The wedding was wonderful. The day of getting ready was fun, and full of music and laughter and hairspray. The venue was gorgeous and candle lit. The room was full of friends, smiling with support. As the bride walked down the aisle to her groom, I was immediately back in high school, and we were children, giggling and getting ready to “go out” and talking about who we liked, who we wanted to see. Double dates and late night girl talks that ended with
“I love Vernon.”
And Saturday night, they stood before all of us and told each other that they still loved each other, and that they always would, and they kissed and we clapped and the party began!
Save one tiny blurp with the photobooth malfunctioning and the kid working the even being a total assbag, it was a night of perfection.
The new Mr. and Mrs. dropped by last night, retrieving the bits and pieces of theirs that I got home with, taking home a container of homemade soup that I made yesterday, leaving me some wedding cupcakes…and we were just worn out. Exhausted.
It was a love hangover, to be sure.
Reality sets in with today, school, classes, research and studying for me. I take the GRE tomorrow. I have to be at the test site at 7:30 a.m.
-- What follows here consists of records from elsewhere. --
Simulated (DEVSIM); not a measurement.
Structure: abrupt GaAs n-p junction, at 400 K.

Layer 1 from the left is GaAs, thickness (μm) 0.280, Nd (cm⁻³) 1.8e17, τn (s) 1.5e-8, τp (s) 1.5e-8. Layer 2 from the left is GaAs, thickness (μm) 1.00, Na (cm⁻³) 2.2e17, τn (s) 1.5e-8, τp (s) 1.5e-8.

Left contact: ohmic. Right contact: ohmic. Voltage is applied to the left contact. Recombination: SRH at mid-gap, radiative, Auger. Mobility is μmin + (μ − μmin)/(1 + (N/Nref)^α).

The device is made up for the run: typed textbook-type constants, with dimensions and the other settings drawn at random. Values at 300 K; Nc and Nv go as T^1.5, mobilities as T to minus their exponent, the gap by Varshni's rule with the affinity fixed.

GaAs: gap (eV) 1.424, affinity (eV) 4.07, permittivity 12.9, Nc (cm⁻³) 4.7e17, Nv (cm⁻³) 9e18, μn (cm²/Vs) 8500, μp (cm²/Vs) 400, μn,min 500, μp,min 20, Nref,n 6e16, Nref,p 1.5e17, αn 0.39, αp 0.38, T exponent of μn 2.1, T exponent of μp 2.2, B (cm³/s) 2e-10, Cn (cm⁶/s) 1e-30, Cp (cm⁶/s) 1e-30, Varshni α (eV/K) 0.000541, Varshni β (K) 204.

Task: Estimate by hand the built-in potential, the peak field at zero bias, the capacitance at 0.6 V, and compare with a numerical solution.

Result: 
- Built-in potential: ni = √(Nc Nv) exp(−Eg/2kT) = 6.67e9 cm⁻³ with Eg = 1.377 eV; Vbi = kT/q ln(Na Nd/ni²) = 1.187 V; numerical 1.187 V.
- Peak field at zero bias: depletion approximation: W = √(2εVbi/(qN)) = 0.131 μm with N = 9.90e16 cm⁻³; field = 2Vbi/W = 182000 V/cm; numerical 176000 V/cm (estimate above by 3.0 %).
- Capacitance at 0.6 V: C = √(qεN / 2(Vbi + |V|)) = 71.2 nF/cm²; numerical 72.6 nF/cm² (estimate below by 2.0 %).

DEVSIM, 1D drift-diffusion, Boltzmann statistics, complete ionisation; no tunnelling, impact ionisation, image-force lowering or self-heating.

I know I’m going to take this again. I’ve planned it that way. But it would be amazing if I could blow it out of the water and not really have to, wouldn’t it? I got my subject test scheduled officially. I had to switch locations from Stillwater to Weatherford, which sucks for my birthday celebrations that were going to happen afterwards, but whatever. I would just make poor choices for my life if I were in Stilly. At least it’s scheduled.
After the test tomorrow, I do my provision shopping for Harvest Fest, and home to ready the house and working on getting homework and projects posted for my online class.
Thursday we leave, bright and early and head for the mountain, where friends will meet up, set up our commune, and listen to some music for three days.
That kind of reality, does not bite. Not at all.